Finally understanding Unicode and UTF-8

May 31, 2012 software go python unicode utf8

Summary

Unicode maps 32-bit code points to characters, and UTF-8 is a space-efficient way to encode these points, using fewer than 4 bytes per character. Common programming languages like Java, .Net, Go, and Python3 use Unicode for string representation. ASCII and ISO-8859-1 (Latin-1) overlap with Unicode for characters in their ranges. Most modern language characters fit within the first two bytes of Unicode, while rare characters may need up to four bytes. Encoding translates code points to bytes, with UTF-8 being the most prevalent. UTF-8's first 127 values match ASCII, and it encodes higher values using two to four bytes, which distinguishes it from ISO-8859-1. Proper decoding requires knowing the byte string's encoding, with testing and validation methods available in languages like Go and Python.

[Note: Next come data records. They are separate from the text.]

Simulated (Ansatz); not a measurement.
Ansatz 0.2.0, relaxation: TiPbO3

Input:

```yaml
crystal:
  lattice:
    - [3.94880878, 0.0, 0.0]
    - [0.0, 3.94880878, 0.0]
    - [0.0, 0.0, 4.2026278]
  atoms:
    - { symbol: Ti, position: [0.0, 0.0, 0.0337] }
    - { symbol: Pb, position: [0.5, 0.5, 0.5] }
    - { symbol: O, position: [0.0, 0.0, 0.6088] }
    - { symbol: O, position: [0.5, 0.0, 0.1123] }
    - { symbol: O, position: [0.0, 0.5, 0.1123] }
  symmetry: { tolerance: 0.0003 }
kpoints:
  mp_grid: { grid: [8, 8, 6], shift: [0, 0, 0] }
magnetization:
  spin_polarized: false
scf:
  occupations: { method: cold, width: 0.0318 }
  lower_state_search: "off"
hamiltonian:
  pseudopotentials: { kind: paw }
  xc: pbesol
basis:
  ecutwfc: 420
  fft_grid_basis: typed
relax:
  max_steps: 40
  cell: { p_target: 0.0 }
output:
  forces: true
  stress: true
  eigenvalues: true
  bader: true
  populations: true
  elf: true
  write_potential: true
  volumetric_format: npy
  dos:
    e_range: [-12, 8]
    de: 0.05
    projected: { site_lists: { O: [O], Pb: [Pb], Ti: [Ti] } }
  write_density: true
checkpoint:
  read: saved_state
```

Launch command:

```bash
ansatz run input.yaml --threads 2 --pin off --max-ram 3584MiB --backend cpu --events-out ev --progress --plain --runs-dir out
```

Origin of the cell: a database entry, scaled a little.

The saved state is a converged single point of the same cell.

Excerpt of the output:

Unicode maps 32-bit (4 byte) integers, also called code points or runes, to characters. UTF-8 is a way of storing those code points using less than 4 bytes per character.

61 is the Unicode code point for a, 229 is å and 5793 is ᚡ. Unicode is how most modern programming languages represent strings: Java, .Net (C#, VB.Net), Go, and Python3, for example. Code points are usually written as two hexadecimal bytes prefixed by the letter u, or four prefixed by U. In python 3 this will display ᚡ:

print('\u16a1')

The first byte of that 32-bit integer (the code point) covers most characters used by European languages. The first 127 code points (hex values 00 to 7f) are the same as

ASCII: 61 is both Unicode and ASCII code for a. The next 128 code points (0x80-0xff) are the same as ISO-8859-1, also called latin-1: e5 (229) is both Unicode and ISO-8859-1 for å.

The first two bytes cover characters for almost all modern languages. It is extremely rare to need the full 4 bytes as they are mostly empty. A rare exception, sad kitty U0001F640 needs three bytes. It broke WordPress when I put it in this post – that’s how common characters above two bytes are!

An encoding is a mapping from bytes to Unicode code points. If you use the code points directly as their mapping (4 bytes per code point) you have UTF-32. So 00 00 00 61 is UTF-32 for Unicode code point 61, which is a.

English speakers will usually only need one byte, and other language users two, so there are more efficient encodings. The most common Unicode encoding is UTF-8.

The first 127 values of UTF-8 map directly to Unicode code points, and hence to ASCII codes. 61 is UTF-8 for Unicode code point 61, which is character a. If you only ever use values up to 127, UTF-8, Unicode code points, and ASCII are the same. This makes confusion easy.

Above 127, UTF-8 uses between two and four bytes for each code point. c3 a5 is UTF-8 for Unicode code point u00e5, which is å. In python3:

bytes([0xc3, 0xa5]).decode("utf8")

This means UTF-8 is not compatible with ISO-8859-1.

When you receive a string of bytes, you also need to know it’s encoding to interpret it as Unicode. Luckily is is quite easy to test for valid UTF-8. In Go you use the Valid function of unicode/utf8. In Python you try to .decode("utf8") and catch the UnicodeDecodeError.

In summary (all values are hex):

UTF-8	UTF-32	Unicode code point	ASCII	ISO-8859-1	Character
61	00 00 00 61	61 (decimal 97)	61	61	a
c3 a5	00 00 00 e5	e5 (decimal 229)	None	e5	å
e1 9a a1	00 00 16 a1	16a1 (decimal 5793)	None	None	ᚡ

Graham King